Still other elements of Shakespeare's plot seem to come from Apollonius of Tyre, a medieval romance originally written in Latin by an unknown author. This tale is the source of the shipwreck Egeon reports in Act 1, Scene 1. In the Menaechmi sea voyages are less eventful: the twin boys are separated when one of them gets lost in a crowd. Emilia's disappearance and reappearance as an abbess is another feature borrowed from Apollonius of Tyre, whose hero loses his wife in a storm at sea and finds her at the temple of Diana many years later. Shakespeare may have encountered Apollonius of Tyre as part of the Confessio Amantis ("Lover's Confession," begun about 1386), a long narrative poem by English poet John Gower; or in The Pattern of Painful Adventures (1576), a prose adaptation by writer and translator Laurence Twine. Either way Shakespeare clearly found something compelling about the story: decades after writing The Comedy of Errors, he borrowed the same plot of shipwreck and separation for Pericles, Prince of Tyre (written c. 1606–08, first published 1609).
During the English Renaissance, the ancient Greek philosopher Aristotle was increasingly seen as an authority on literary form. His Poetics, written about 335 BCE, offered a systematic discussion of the different types of poetry in the Greek world, including tragedy. In his treatise Aristotle wrote that the most successful earlier Greek dramas had tended to take place in a single location, over the course of a single day; these principles are known as the unity of place and unity of time. In addition, Aristotle pointed out, each of these plays had a single plot without distractions or side stories: the unity of action. Together, these three principles are known as the Aristotelian unities or the classical unities.
For Aristotle the unities were a description of what had worked in earlier drama, rather than a strict prescription for how new plays should be written. Moreover, Aristotle was writing specifically about tragedy as it was performed in ancient Greece—with masked choruses and a fairly small cast of named characters. Authors of Shakespeare's time, however, tended to interpret the unities as guidelines for effective playwriting, regardless of whether they were writing tragedies or comedies. Still, familiarity with the unities did not necessarily mean obedience to them: Ben Jonson and John Fletcher, for example, knew of Aristotle's theories but did not apply them uniformly in every play.

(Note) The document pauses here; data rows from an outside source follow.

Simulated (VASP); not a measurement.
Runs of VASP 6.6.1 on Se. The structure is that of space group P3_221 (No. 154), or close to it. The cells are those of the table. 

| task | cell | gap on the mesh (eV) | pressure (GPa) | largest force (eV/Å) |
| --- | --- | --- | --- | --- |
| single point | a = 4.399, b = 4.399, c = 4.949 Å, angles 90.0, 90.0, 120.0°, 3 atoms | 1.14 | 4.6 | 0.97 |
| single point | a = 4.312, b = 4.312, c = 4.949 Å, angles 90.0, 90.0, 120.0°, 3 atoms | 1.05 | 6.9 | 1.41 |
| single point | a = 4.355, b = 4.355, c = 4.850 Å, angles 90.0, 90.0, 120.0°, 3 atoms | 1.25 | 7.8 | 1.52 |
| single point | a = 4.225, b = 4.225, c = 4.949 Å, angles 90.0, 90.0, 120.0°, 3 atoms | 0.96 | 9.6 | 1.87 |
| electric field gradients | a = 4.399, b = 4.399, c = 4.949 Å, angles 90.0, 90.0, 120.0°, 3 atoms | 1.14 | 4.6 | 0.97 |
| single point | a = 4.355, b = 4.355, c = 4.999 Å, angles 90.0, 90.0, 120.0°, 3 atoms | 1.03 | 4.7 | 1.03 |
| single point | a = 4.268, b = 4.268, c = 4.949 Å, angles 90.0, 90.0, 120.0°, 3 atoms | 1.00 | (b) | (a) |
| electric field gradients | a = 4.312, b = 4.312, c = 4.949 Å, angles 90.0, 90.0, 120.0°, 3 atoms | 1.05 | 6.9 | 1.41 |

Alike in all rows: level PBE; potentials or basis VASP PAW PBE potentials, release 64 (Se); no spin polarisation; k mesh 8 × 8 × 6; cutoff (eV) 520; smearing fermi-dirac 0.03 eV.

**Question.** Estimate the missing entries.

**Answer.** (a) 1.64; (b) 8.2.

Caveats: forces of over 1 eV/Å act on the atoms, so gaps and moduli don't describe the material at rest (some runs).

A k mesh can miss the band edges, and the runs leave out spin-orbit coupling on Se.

In most of his works Shakespeare was even less preoccupied with the unities than his contemporaries were. Apart from the late Tempest, The Comedy of Errors is the only Shakespearean play to satisfy all three. Everything happens in the same city over the course of a single day, as part of the same basic plot. In a way the unities serve as a container for the strange antics and mishaps, which fill The Comedy of Errors, lending structure and restraint to an otherwise hectic and confusing play. What happens in Ephesus stays in Ephesus, and all of the numerous "errors" are resolved in time for dinner.
The first known performance of The Comedy of Errors took place on December 28, 1594. The venue was Gray's Inn, one of London's four Inns of Court (i.e., law schools), whose students had commissioned the play as part of a Christmas entertainment. This was a high-profile event: students from rival schools, including an "embassy" from the Middle Temple, were in attendance as guests of honor. The evening was festive for the students, but frustrating for the performers, as "general drunken bawdiness resulted in a riot with an overcrowded stage and no room for the actors."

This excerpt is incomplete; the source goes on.